'I think we struggle with an identity': Melvin Gordon thinks Badgers should get back to basics
What is the identity of the Wisconsin football team? If you ask former star Badgers running back Melvin Gordon, it should be dominating the run game and controlling the line of scrimmage. That's what they've always done. It's Big Ten football.
And it's identity that Wisconsin lived up to in Saturday's 52-6 blowout victory over Purdue. The Badgers rushed for 228 yards and four touchdowns as a team, led by Tawee Walker's 94 yards on 19 carries and three rushing touchdowns.
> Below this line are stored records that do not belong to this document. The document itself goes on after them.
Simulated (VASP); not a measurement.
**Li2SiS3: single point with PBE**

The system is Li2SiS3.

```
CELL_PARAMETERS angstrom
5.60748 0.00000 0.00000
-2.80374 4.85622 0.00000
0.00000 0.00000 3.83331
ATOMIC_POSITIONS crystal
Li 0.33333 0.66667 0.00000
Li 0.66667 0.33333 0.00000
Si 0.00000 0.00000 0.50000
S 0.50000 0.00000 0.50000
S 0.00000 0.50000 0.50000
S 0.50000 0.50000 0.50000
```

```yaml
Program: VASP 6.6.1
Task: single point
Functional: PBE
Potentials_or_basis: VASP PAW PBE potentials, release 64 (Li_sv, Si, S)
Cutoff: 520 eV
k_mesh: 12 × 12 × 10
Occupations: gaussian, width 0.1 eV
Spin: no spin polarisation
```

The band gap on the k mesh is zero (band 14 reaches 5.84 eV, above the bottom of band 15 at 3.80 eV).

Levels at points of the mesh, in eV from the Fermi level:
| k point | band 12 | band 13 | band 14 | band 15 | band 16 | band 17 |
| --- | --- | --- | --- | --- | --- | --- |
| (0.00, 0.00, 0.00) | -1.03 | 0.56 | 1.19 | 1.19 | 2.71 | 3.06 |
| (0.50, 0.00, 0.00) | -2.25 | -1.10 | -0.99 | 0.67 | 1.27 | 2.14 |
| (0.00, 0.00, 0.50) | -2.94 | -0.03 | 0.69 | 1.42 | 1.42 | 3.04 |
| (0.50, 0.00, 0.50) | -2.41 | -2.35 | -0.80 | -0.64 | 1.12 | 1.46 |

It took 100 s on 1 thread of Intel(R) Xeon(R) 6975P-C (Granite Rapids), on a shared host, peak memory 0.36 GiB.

But it’s not an identity they’ve always lived up to in recent years.
“It’s good to see those guys making some plays because that’s what we do,” Gordon said in an appearance on ESPN Radio 100.5-FM on Thursday. “I get the game is evolving and it’s changing, but some things you just don’t mess up. And you have to be able to run the ball, you have to, that's who we are. And I’ve said this before about Wisconsin, I think we struggle with an identity. And we’ve never had that. At the end of the day, if we felt like we didn’t have the skill positions, we knew who we were. We knew we could control the clock, we knew we could control the game being able to run the ball.”
This season, the jury is still out on the Badgers run game. It looked great last week, but it currently ranks in the middle of the pack in the FBS. Wisconsin ranks 60th among 133 FBS teams in rushing yards per game at 170.0 per game. That mark is good for seventh in the 18-team Big Ten behind Iowa (No. 14, 223.3 YPG), Ohio State (No. 16, 222.2 YPG), Penn State (No. 19, 217.8 YPG), Rutgers (No. 23, 205.8 YPG), Indiana (No. 28, 200.3 YPG) and Michigan (No. 38, 191.3 YPG).
The Badgers have been effective running the ball this season and that was particularly true on Saturday, even without Chez Mellusi, who's stepped away from the program. But it pales in comparison to the days Gordon, a Kenosha, Wis., native, was in the backfield for the Badgers. Gordon, who played for Wisconsin from 2011-14, rushed for 4,915 yards and 45 touchdowns across his four-year college career. His fourth season was particularly special as Gordon led the FBS in rushing yards (2,587) and touchdown runs (29) while finishing as the runner-up for the Heisman Trophy.
The Badgers may not have a talent like Gordon — who's gone on to rush for 6,543 yards and 56 touchdowns in the NFL — but behind Walker and Co., they've certainly proven they can be effective running the ball. Perhaps after Saturday's dominance, they heed Gordon's advice and get back to focusing on the run game and controlling the clock.